This is a reblog. I had been getting increasingly steamed up on the theme that this whole independence debate pivots around the wrong topic. At its root, it is NOT about what the Scots think of Scotland: it’s about what Scots and our English cousins think of Britain. On that topic there’s a wheen of difference and an edge to debate that threatens to turn ugly.
But before I could formulate this any more subtly, I came across Derek Bateman’s blog and found he’d already written a more incisive commentary than I could have managed anyway. As the man says himself:
“The British state, no matter which party is in power, (is) self-serving and contemptuous of the people it is supposed to serve.”
In deconstructing the British state and its culture, he asks if we really want this kind of government—an oligarchic monolith that knows every answer without ever having to pose questions—perpetuating a kind of Deus-ex-St-Trinians. This cultural nomenklatura has ruled us all uninterruptedly since “rebellious Scots” were brought to heel (if not crushed) and a Nelsonian blind eye turned to lucrative slave/opium/raw goods exploitation in which Glasgow became as sordidly complicit as Liverpool or Bristol.

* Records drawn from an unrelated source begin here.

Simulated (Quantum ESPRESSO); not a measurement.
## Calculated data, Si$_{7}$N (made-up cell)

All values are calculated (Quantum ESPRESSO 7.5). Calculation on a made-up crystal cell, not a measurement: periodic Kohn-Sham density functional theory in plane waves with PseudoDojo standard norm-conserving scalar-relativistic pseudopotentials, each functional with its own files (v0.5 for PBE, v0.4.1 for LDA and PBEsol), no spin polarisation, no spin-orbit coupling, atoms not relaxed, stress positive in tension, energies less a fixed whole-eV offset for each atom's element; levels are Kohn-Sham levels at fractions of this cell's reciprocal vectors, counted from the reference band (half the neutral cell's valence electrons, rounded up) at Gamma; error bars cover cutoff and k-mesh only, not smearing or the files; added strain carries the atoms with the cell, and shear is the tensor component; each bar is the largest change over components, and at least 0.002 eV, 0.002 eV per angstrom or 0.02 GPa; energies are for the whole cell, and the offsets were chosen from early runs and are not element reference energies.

And if you think that’s old-hat tobacco baron and/or Jardine-Matheson history, ask yourself what business British gunboats had in Brunei or Persia in the fifties, Oman in the seventies, Iraq in the nineties/noughties, right up to Libya last year. If your answer doesn’t include ‘oil’ then your understanding of what really drives Westminster appears flawed.
The real question: do Scots still want to be any part of a country like that?